The client machine can browse to the samba share fine in Konqueror using the stntax smb://192.168.0.19/hdb1

(192.168.0.19 being the samba server and hdb1 being one of the dirves on the server I share)

however things go awry when I try to mount the samba share on my client machine:

hayabusa@andromeda:~$ sudo mount -t smbfs //192.168.0.19/hdb1 /mnt/smbhdb1
mount: wrong fs type, bad option, bad superblock on //192.168.0.19/hdb1,
or too many mounted file systems

I've created the local m ount ppoint for it as /mnt/smbhdb1 with the following permissions:

drwxr-xr-x 2 root users 4096 Aug 28 01:08 smbhdb1

I did some googline on the error message and one site says that the particular error message I get indicates that smbmnt/smbmount are not installed. updating the db and doing a locate on these two files turned up nothing. Further googling leads me to believe that enabling sambafs in the kernel and having the samba-common debian package installed should be enough to mount a samba filesystem, yet my problem persists. I've tried it both with and without username and password (as it stands now it shouldn;t need either to reach the samba share and browsing to it in Konq didn't require a username or password). I cheked lsmod to make sure sambafs is loaded as a module, and it is. Is there something server side I have to do to make a samba share remotely mountable, or is there something glaringly obvious I'm missing on the client machine?

eco2geek
08-28-2004, 09:31 AM
Do you have the package "smbfs" installed on the client? That's the one that includes smbmount, smbumount, and smbmnt, which should all be in /usr/bin.

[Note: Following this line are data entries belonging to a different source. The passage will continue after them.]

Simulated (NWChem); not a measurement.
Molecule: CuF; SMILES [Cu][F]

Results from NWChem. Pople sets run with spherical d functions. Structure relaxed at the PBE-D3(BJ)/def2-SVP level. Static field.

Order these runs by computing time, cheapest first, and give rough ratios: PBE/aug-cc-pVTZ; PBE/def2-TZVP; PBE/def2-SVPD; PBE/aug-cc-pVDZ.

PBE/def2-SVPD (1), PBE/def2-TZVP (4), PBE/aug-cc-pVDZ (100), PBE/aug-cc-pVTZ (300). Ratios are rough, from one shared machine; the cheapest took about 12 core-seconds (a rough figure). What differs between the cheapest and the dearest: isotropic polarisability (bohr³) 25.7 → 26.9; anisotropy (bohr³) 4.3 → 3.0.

(Debian package smbfs description (http://packages.debian.org/unstable/otherosfs/smbfs))

shah
08-29-2004, 01:18 AM
Samba is not meant for use with two linux machine. It was design to share files between linux and windows.
For linuxs machine there are several other option you can use, one of them is nfs.
This link might help you in setting up nfs:
http://www.linuxhelp.net/guides/nfs/
:D :D :D

OErjan
08-29-2004, 10:41 AM
ssh is good (and buiöltin are: scp, sftp) you can use sftp in conqueror (for some reason tat is called fish there)

fish://username@ip.nu.mb.er/
if you do that you can move files easily between boxes, just have ssh running on both.
here is a discussion about it.
http://www.knoppix.net/forum/viewtopic.php?t=8740

Hayabusa
08-30-2004, 01:35 PM
I started out trying nfs but the limitation I ran into with nfs was that it doesn;t allow you to mount subdirectories easily, from what I remember you have to expicititly state each subdirectory you want and create a seperate mount point for each subdirectory which seemed like a major pain in the ass.

the client machine is also limitied on space, so ftp isn;t really a good option. Also i don;t want to duplicate the files between machiens.

the server is in one room with a ton of mp3s and movies on it is varying directories and subdirectories. the client machine is in another room and basically I want to be able to play movies and music on the client machine while the files still reside on the server. after installing smbfs on the client machine Samba seems to adeqautely handle that, giving me the ability to mount an entire drive from the server and browse files in all subdirectories of that drive.

unless I missed something with nfs being able to handle subdirecty samba seems to eb what I need.